5 Tips for Increasing Corporate Holiday Party Attendance

Holiday Party at Guastavino'sThrowing a holiday party in New York at an upscale venue like Guastavino’s is a great way to say thank you to all of your clients, customers, employees and other supporters for another year of working together. Your guests will all greatly appreciate the time, hard work and budget that goes into planning a corporate holiday party in New York and will be excited to celebrate with you. Even when hosting a holiday party at one of the top event venues in New York, it can be tough to actually get your invited guests to attend. The holiday season is busy for all of us and social calendars fill up fast. Want to ensure a high attendance at your corporate holiday party? Follow these 5 steps:

Don’t Schedule An Event Too Close to Holidays

Scheduling a corporate holiday party for the week before or the week after Christmas is event planning suicide. Anyone who has ever tried to schedule a meeting or event during those two weeks knows just how impossible it is to get ahold of people. The optimal time to host a holiday party is during the first or second week of December; close enough to the holiday to put people in the right mood, but far enough to ensure that they will actually be in town. Pro-Tip: Few party planners consider this option, but you can actually ensure high attendance and save quite a bit of money by holding your holiday party after New Year’s, in the first or second week of January.

Send Save The Date Cards

Many holiday party hosts think that save the date cards are reserved for weddings. However, hosting a party during one of the busiest party seasons of the year requires hosts to be ahead of the game, and the best way to do that is with save the date cards. While it may seem funny to send out a save the date card for a winter holiday party while it’s still 80 degrees in New York, getting your guests attention early will increase the likelihood that they will attend your event tenfold. While there is no need to get overly detailed on a save the date card, you may want to include information about whether or not your invitees should plan on bringing a guest or not. Family schedules can get very busy, especially when the kids are out of school, so including that relevant information is a nice way to help your guests plan ahead.

Send Detailed Invitations

Busy New Yorkers will attend half a dozen or more holiday parties during first week of December. What is it about your party that makes it a must-attend? A classic New York event venue is a good starting place, but where do you go from there? Be sure to include all of the details that will make your holiday party stand out from the rest right there in the invitation. These details could include:
  • The Party Theme
  • The Dress Code (Probably not going to entice anyone, but helpful information to share well in advance, especially if it’s black tie)
  • +1s and more; is it a family party?
  • News about a raffle, gift exchange or other goodies
When schedules get busy, attendees get flakey. Make sure that your guests know in advance that they are in for the can’t-miss event of the holiday season.

Invite The Kids

One of the most common reasons that guests are unable to attend business holiday parties is the inability to secure a babysitter. Even with months of advanced notice, child care can often fall through at the last moment costing parents the chance for a night out to enjoy themselves away from the kids. The best way to keep parents and children happy is to invite the whole family to the event. This doesn’t mean that your party has to be “kiddie”. Holiday parties should always be family friendly, especially when it comes to business associates. Simply reserve a section of your event venue for kid-friendly activities and hire a few staff members to supervise, lead activities and games and generally keep the kids busy so that the parents can enjoy the main event.

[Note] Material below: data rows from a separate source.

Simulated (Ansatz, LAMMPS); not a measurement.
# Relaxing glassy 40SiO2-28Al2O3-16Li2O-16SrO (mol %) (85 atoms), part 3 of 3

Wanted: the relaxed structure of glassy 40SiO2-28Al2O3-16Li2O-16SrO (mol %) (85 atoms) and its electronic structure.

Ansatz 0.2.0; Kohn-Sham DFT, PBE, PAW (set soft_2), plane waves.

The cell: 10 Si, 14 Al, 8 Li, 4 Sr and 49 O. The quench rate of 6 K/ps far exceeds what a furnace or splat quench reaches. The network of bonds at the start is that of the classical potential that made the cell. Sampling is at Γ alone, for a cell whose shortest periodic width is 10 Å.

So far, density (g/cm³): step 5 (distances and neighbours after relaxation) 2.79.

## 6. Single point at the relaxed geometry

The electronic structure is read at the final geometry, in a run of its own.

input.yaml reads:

Call Those Last Minute RSVPers

Sometimes, despite your best effort, there will still be invited guests that you never hear back from. While it would be easy to just assume that they aren’t coming, the smart and professional thing to do is to pick up the phone and give them a call. Odds are that they aren’t avoiding you, just that your invitation got lost in the shuffle with all of the other things that they had on their mind. By picking up the phone and calling rather than sending an email, you will (hopefully) be able to get a firm yes or no answer on their plans, and adjust your event plans as necessary.